Prove inequality with $e^x$ and $\ln$ on the same side The problem is to prove the following inequality:
$$ (e^x - 1) \ln(1+x) > x^2 , \quad\text{ for } x >0 $$
Let me introduce notation $f(x) > g(x)$.
At $x=0$ both sides are equal to $0$. So, to prove the inequality one could prove it not for original functions, but for their derivatives. Unfortunately, derivatives of the functions doesn't seem to simplify the situation at all.
I've also tried to substitute some parts of the original inequality with the new variable like this:


*

*$ z = e^x $;

*$ z = \ln(1+x) $.


Finally, I've tried to separate $e^x$ and $\ln(1+x)$ (which is the major obstacle for good differentiation) by dividing both sides of the inequality by one of these functions.
None of the above helped me to move significantly towards proof.
I'm kindly asking for your help. Both hints and complete solutions are very appreciated.
 A: With $f(x)=(\operatorname e^x-1)\ln(1+x)$ and $g(x)=x^2$ it is easy to show that $f(0)=g(0)$ and $f'(0)=g'(0)$ since all of these are equal to zero. Digging deeper we find that $f''(0)=g''(0)=2$, and finally we reach $f'''(0)=g'''(0)=0$. Now note that
$$
f'''(x)=(\operatorname e^x-1)\cdot\frac{2}{(1+x)^3}+\underbrace{3\operatorname e^x\cdot\frac{-1}{(1+x)^2}+3\operatorname e^x\cdot\frac1{1+x}}_{\text{greater than zero}}+\operatorname e^x\ln(1+x)>0
$$
for $x>0$, since we see that the negative contribution from the second term is clearly compensated by the positive contribution from the third term. The first and last terms above are clearly positive for $x>0$.
So working backwards we have $f'''(x)>g'''(x)$ implies $f''(x)>g''(x)$ implies $f'(x)>g'(x)$ implies $f(x)>g(x)$ for $x>0$.

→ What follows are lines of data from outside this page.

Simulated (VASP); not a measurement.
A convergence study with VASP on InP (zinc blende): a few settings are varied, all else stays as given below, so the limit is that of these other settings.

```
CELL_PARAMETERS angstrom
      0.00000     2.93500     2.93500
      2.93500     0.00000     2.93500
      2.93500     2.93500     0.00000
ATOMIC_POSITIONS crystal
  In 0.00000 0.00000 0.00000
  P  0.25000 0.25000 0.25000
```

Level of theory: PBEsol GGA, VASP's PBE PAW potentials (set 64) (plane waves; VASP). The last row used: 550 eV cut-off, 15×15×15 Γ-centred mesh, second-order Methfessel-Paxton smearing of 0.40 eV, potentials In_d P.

Note that the principle for higher order derivatives of a product $p(x)q(x)$ is given as
$$
\begin{array}{ccc}
(p(x)q(x))'&=&p'(x)q(x)+p(x)q'(x)\\
(p(x)q(x))''&=&p''(x)q(x)+2p'(x)q'(x)+p(x)q''(x)\\
(p(x)q(x))'''&=&p'''(x)q(x)+3p''(x)q'(x)+3p'(x)q''(x)+p(x)q'''(x)\\
&\text{etc.}
\end{array}
$$
where the coefficients $1\ 1$ in the first row, $1\ 2\ 1$ in the second, and $1\ 3\ 3\ 1$ in the third row are the renowned binomial coefficients. So with $p(x)=(\operatorname e^x-1)$ and $f(x)=\ln(1+x)$ this enables us to compute derivatives of $f(x)=p(x)q(x)$ efficiently.
A: Let $A(x,e^x-1)$, $B(x,-\ln(1+x)$ and $O(0,0)$.
Now easy to see that $\measuredangle AOB>90^{\circ}$ and we are done!
A: $e^x-1\geq x+\dfrac{x^2}{2}+\dfrac{x^3}{6}$ and $\ln(1+x)\geq\dfrac{x}{1+x}$ for $x>0$.